The electronics industry, and the engineering that underpins it, has been fueled by risk, uncertainty, genius, hard work and occasional luck. As a result, we've developed an enormous, hugely successful industry with influence on the global economy that goes far beyond the boundaries of ICs and related components. Many leading-edge companies have achieved multibillion-dollar annual revenue.
But a lot has changed in the past few years. As these companies expand, they need ever-larger markets and customers to provide the year-to-year growth the financial markets expect: 5 percent, 10 percent, 15 percent and more. Good news: The extraordinary growth of mass markets, such as the PC and cell phone, makes these numbers achievable. And conversely, the reverse is true: Much of this growth comes from companies enabling and driving these markets to where they are, as well. It's a win-win all around.

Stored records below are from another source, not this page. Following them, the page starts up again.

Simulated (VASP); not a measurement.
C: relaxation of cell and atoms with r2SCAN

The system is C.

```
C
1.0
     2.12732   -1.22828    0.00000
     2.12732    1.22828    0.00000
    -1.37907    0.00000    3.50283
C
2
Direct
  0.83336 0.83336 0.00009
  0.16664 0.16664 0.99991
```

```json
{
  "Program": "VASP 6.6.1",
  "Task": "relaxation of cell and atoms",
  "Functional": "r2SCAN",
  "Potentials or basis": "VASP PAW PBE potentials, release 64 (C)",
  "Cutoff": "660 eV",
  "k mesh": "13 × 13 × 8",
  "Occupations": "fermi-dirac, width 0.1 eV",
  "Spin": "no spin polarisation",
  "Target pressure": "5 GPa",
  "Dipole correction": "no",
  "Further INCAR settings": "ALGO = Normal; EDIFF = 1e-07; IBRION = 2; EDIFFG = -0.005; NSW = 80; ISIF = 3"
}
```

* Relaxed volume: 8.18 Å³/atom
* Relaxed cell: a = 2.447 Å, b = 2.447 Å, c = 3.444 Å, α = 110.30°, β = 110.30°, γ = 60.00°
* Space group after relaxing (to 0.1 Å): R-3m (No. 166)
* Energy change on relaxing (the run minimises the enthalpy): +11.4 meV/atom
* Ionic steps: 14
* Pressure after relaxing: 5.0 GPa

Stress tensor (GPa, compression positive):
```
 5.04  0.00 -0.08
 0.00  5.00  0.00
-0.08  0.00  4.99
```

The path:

Or is it? The problem is that making these growth numbers year after year requires finding and winning large accounts, and the customer base for many vendors has morphed from thousands of smaller accounts to a handful of major ones that deliver multimillion-piece purchase orders. It's the Intel/CPU model.
Yet like so many relationships, one year you're a valued, key partner, and the next year that customer says, "Hey, it's been fun, but it's time to move on." Suddenly, you have a huge revenue hole to fill.
But more than the financial impact, I am concerned that the focus on big customers is eroding the risk- taking mindset that previously drove our business. The "let's take that chance" thinking about new products, customer support, undefined or embryonic niches, and innovative small customers starts to fade. Instead, there is a relentless focus on the larger, more obvious opportunities with their immediate, more visible pot of gold. But as the old maxim goes, "All that glitters . . . "--well, you know how it ends.
Fortunately, even some of our bigger integrated circuit vendors still thrive nicely on lots of smaller or midsize customers, rather than the mega-customer. Good for them--and for us, too.